Hussein Genocide Trial to Begin Monday


The genocide trial of former Iraqi leader Saddam Hussein and six members of his regime is scheduled to begin Monday, Agence France-Presse reported (see GSN, June 27).

Hussein and his fellow defendants are charged with directing the “Anfal Campaign” that is believed to have killed 100,000 Iraqi Kurds from 1987 to 1988. A chemical attack on the town of Halabja alone is thought to have killed 5,000 people.

The trial before the Iraqi High Tribunal is expected to last a number of months, and to be followed by further cases. Hussein and seven regime officials are already awaiting sentencing for the 1982 deaths of 148 Shiite Muslims in the town of Dujail.

Among those charged in the genocide case is Ali Hassan al-Majid, also know as “Chemical Ali” for his suspected direction of the chemical attacks (Dave Clark, Agence France-Presse I/Independent Online, Aug. 18).

Human rights observers worry that procedural mistakes that dogged the first trial against Hussein could undo efforts to convict him of genocide, AFP reported.

“There is strong evidence of genocide against the former regime, but based on our observations from the Dujail massacre trial, we believe the court is ill-equipped to conduct a trial of such a magnitude against a head of state,” said Nehal Bhuta of Human Rights Watch.

“In our assessment the judge, the prosecution and the defense do not have an understanding of international criminal law, and genocide is the most serious of international crimes,” he added.

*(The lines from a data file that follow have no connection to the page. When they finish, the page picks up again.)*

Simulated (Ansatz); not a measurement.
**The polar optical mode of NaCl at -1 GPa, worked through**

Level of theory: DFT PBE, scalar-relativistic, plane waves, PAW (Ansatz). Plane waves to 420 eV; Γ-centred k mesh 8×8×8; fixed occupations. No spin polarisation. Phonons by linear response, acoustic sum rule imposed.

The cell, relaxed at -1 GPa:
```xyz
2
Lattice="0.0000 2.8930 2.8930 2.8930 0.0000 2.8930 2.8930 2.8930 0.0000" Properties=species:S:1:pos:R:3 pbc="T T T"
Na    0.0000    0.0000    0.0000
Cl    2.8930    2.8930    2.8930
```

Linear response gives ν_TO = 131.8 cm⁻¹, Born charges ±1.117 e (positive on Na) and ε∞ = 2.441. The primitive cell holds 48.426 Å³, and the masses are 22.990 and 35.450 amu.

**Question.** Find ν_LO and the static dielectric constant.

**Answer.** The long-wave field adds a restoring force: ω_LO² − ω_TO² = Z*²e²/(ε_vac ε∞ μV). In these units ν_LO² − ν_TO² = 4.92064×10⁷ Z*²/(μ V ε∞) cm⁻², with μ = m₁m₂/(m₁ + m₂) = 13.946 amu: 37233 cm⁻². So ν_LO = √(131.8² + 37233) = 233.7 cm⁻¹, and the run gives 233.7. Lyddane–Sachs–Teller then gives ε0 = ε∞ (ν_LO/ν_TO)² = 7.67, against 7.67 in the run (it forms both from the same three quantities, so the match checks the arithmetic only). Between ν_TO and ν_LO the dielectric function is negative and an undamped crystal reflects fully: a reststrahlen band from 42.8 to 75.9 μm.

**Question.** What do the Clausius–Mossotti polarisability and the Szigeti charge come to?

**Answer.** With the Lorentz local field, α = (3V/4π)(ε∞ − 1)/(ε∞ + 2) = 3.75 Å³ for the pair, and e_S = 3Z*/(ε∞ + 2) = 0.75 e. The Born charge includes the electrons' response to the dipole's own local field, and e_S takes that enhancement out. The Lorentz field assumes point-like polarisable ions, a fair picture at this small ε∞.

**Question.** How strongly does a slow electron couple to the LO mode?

Defendants in the Dujail trial at times walked out and boycotted the proceedings. Three defense attorneys were killed and the first chief judge resigned, AFP reported.

“We saw in the Dujail trial a lot of political pressure to speed it up and reach the verdict as soon as possible even as the court suffered from dozens of procedural flaws,” Bhuta said.

International advisors are needed for the Anfal trial, analysts said (Jay Deshmukh, Agence France-Presse II, Aug. 18).